Canonical had a very lofty goal: make a high-tech phone that could demonstrate the abilities of its mobile operating system. To make that device, it would have to throw in some pretty impressive specs. Had things gone according to plan, we would have seen a 4.5-inch 720p display under sapphire crystal, an 8MP camera, multi-core CPU, 4GB of RAM, 128GB of storage and the ability to dual boot Ubuntu and Android packed in a 9mm thick shell made out of textured aluminum, called the Ubuntu Edge.
Canonical set their expectations high with a massive goal to raise $32 million in funding. The first 5,000 phones disappeared at only $600, but the rest were a bit more difficult to sell. They ended up doing more promotions at $625, $675 and $725, but the full price was $830. A bit of a hard sell, but it could have worked.
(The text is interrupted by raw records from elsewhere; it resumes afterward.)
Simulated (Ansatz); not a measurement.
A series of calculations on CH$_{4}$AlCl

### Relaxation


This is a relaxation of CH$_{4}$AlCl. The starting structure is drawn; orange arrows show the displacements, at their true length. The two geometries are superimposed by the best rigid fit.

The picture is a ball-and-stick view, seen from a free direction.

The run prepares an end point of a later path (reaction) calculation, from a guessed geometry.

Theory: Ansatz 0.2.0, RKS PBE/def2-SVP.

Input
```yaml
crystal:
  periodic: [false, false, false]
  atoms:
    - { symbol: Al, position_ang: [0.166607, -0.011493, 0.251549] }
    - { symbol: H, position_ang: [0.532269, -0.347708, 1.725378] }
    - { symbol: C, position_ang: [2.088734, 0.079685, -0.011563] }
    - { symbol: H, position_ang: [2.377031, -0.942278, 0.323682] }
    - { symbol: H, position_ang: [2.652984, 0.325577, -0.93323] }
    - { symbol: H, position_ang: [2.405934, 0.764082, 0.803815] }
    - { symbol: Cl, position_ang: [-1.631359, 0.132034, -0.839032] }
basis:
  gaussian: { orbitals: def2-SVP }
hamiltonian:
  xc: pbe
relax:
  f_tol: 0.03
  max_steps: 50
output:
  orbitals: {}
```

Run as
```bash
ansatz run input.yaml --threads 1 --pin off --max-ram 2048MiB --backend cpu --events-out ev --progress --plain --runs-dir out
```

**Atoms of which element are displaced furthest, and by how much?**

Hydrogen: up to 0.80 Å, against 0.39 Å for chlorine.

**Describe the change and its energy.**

Unfortunately, it didn’t. The Edge raised a very impressive $12.8 million dollars, but that meant the project was still over $19 million short. It’s unfortunate, but it tells us that public interest isn’t quite strong enough. Maybe the Edge was ahead of its time, and in three years we’ll be seeing devices a lot like it. We’re sad to see it fail, but life will go on and technology will continue to advance. Maybe next year, an even better Edge will come out with a lower goal. I really think the high goal is what killed it. Why do you think the Edge failed? Was it the price or something else?